184.108.40.206 Constraints on Transient Climate Response
While ECS is the equilibrium global mean temperature change that eventually results from atmospheric CO2 doubling, the smaller TCR refers to the global mean temperature change that is realised at the time of CO2 doubling under an idealised scenario in which CO2 concentrations increase by 1% yr–1 (Cubasch et al., 2001; see also Section 220.127.116.11). The TCR is therefore indicative of the temperature trend associated with external forcing, and can be constrained by an observable quantity, the observed warming trend that is attributable to greenhouse gas forcing. Since external forcing is likely to continue to increase through the coming century, TCR may be more relevant to determining near-term climate change than ECS.

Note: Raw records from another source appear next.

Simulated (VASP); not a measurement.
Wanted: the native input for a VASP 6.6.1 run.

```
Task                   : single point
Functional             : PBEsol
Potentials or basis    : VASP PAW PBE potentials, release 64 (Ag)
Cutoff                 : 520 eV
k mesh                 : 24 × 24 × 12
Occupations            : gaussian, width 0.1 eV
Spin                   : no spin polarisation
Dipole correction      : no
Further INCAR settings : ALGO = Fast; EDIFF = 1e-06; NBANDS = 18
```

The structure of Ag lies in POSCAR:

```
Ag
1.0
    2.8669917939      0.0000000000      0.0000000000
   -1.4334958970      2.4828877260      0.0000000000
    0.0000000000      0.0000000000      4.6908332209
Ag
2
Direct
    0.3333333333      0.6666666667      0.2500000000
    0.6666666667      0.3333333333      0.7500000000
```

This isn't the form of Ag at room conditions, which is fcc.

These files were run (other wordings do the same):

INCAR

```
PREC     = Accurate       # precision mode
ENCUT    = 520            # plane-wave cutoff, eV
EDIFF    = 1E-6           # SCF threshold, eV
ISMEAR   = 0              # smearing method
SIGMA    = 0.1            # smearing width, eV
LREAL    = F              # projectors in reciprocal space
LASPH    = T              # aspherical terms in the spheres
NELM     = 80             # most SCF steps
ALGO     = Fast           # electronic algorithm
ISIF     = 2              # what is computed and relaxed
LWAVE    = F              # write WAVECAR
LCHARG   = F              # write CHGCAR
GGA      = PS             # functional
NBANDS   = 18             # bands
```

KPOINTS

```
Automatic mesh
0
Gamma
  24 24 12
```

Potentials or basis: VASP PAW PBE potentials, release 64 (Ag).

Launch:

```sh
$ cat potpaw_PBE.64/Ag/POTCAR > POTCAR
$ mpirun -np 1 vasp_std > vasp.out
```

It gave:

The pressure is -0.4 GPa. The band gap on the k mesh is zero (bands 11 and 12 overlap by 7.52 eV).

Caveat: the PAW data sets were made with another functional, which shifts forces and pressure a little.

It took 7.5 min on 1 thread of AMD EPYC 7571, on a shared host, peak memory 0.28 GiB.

Stott et al. (2006c) estimate TCR based on scaling factors for the response to greenhouse gases only (separated from aerosol and natural forcing in a three-pattern optimal detection analysis) using fingerprints from three different model simulations (Figure 9.21) and find a relatively tight constraint. Using three model simulations together, their estimated median TCR is 2.1°C at the time of CO2 doubling (based on a 1% yr–1 increase in CO2), with a 5 to 95% range of 1.5°C to 2.8°C. Note that since TCR scales linearly with the errors in the estimated scaling factors, estimates do not show a tendency for a long upper tail, as is the case for ECS. However, the separation of greenhouse gas response from the responses to other external forcing in a multi-fingerprint analysis introduces a small uncertainty, illustrated by small differences in results between three models (Figure 9.21). The TCR does not scale linearly with ECS because the transient response is strongly influenced by the speed with which the ocean transports heat into its interior, while the equilibrium sensitivity is governed by feedback strengths (discussion in Frame et al., 2005).
Estimates of a likely range for TCR can also be inferred directly from estimates of attributable greenhouse warming obtained in optimal detection analyses since there is a direct linear relationship between the two (Frame et al., 2005). The attributable greenhouse warming rates inferred from Figure 9.9 generally support the TCR range shown in Figure 9.21, although the lowest 5th percentile (1.3°C) and the highest 95th percentile (3.3°C) estimated in this way from detection and attribution analyses based on individual models lie outside the 5% to 95% range of 1.5°C to 2.8°C obtained from Figure 9.21.
Choosing lower and upper limits that encompass the range of these results and deflating significance levels in order to account for structural uncertainty in the estimate leads to the conclusion that it is very unlikely that TCR is less than 1°C and very unlikely that TCR is greater than 3.5°C. Information based on the models discussed in Chapter 10 provides additional information that can help constrain TCR further (Section 10.5.4.5).
Figure 9.21. Probability distributions of TCR (expressed as warming at the time of CO2 doubling), as constrained by observed 20th-century temperature change, for the HadCM3 (Table 8.1, red), PCM (Table 8.1, green) and GFDL R30 (Delworth et al., 2002, blue) models. The average of the PDFs derived from each model is shown in turquoise. Coloured circles show each model’s TCR. (After Stott et al., 2006c).